I'm not sure, but news said that dehydration was expected. I would love to call my dad to find out if it was some of the elderly people they were helping move, but he has been up for almost 36 hours and I know he was trying to get some sleep. I will know more in a few hours.
 
^Now it's 55, but I expect that number to rise. I think we could be looking at at least 500 deaths altogether.
 
I have went ahead and stickied this so we can consolidate some of the info into one thread.

Tim
 
FOX news reports that emergency official confirmed 50 deaths in one county alone in MS. most of those in one apartment complex in Biloxi.
 
Here is a link to the story about the 50 deaths in one county in MS:

http://www.local6.com/weather/4887230/detail.html

Aaron Brown was interviewing a reporter tagging along with rescuers in eastern NOLA. The rescuers that they were with had to stop for the night because they could no longer safely navigate. The reporter was crying -- apparently as they boated away, they could still hear people screaming for help all around from rooftops.

Some of the stories she told were unbelieveable -- rescuing people with completely severed legs, witnessing people who had axed their way out of the attic, people who were running out of air in their own attic who had to be axed out, etc. Sounds like hell in there.
 
That CNN interview just now was extremely disturbing. It will be a few days yet before we have an idea of the true death toll from this storm, but regardless of the number it is clearly a catastrophe. I don't see how people can think it was "over-hyped" when, as horrific as it is, it would have been an order of magnitude worse if not for a mere 15 mile, last minute deviation.

The water is still slowly rising, and people are still trapped in their attics.
 
The man talking on CNN (who also went with the rescuers) says that another problem is that the water is still rising in the area where three hundred to five hundred people are trapped in their attics. He says that many will have to wait the night for rescue, as it is too dangerous to boat in the dark.
 
Echos of Camille:

Harrison County EMA spokesman Jim Pollard said 30 of the deaths were in a single Biloxi apartment complex where the tenants were drowned or crushed by debris.
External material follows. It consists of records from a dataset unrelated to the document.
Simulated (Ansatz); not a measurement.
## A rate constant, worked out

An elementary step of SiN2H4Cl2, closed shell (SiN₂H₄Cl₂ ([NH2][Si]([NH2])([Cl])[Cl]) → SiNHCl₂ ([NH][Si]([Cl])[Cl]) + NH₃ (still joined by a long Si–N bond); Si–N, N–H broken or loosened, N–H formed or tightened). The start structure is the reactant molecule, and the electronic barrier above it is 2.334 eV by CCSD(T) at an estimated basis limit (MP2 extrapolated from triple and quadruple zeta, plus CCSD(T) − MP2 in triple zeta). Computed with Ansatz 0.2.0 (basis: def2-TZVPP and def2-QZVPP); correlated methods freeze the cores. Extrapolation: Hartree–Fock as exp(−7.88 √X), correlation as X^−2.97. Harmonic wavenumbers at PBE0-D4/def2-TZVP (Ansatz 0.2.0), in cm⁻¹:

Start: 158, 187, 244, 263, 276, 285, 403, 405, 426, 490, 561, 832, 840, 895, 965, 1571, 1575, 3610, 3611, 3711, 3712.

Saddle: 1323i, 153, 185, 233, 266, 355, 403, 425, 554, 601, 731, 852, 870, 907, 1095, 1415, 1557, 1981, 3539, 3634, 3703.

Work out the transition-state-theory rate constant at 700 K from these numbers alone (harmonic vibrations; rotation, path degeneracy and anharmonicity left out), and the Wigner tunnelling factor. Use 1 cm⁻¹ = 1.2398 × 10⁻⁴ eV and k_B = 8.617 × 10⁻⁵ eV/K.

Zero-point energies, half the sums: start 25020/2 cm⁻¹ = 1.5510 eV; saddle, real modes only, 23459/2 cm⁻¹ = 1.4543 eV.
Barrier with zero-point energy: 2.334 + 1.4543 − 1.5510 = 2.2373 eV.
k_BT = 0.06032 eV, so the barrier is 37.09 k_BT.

You would think that people would learn from the past.
 
Posted this on another thread but the rate is said to be 3 inches/hr now. The inches should add up overnight and people might not have much time :(

...Alex Lamers...
 
did anyone see the interview of the man who lost his wife when his roof broke away? they were in teh attic. he had two small boys with him as well. Sad, just sad.
 
They're interviewing a lady now on CNN who just gave them an address of her trapped family who'd contacted her. She says they're up on the roof and that the family can see someone nearby clinging to the very top of a tree.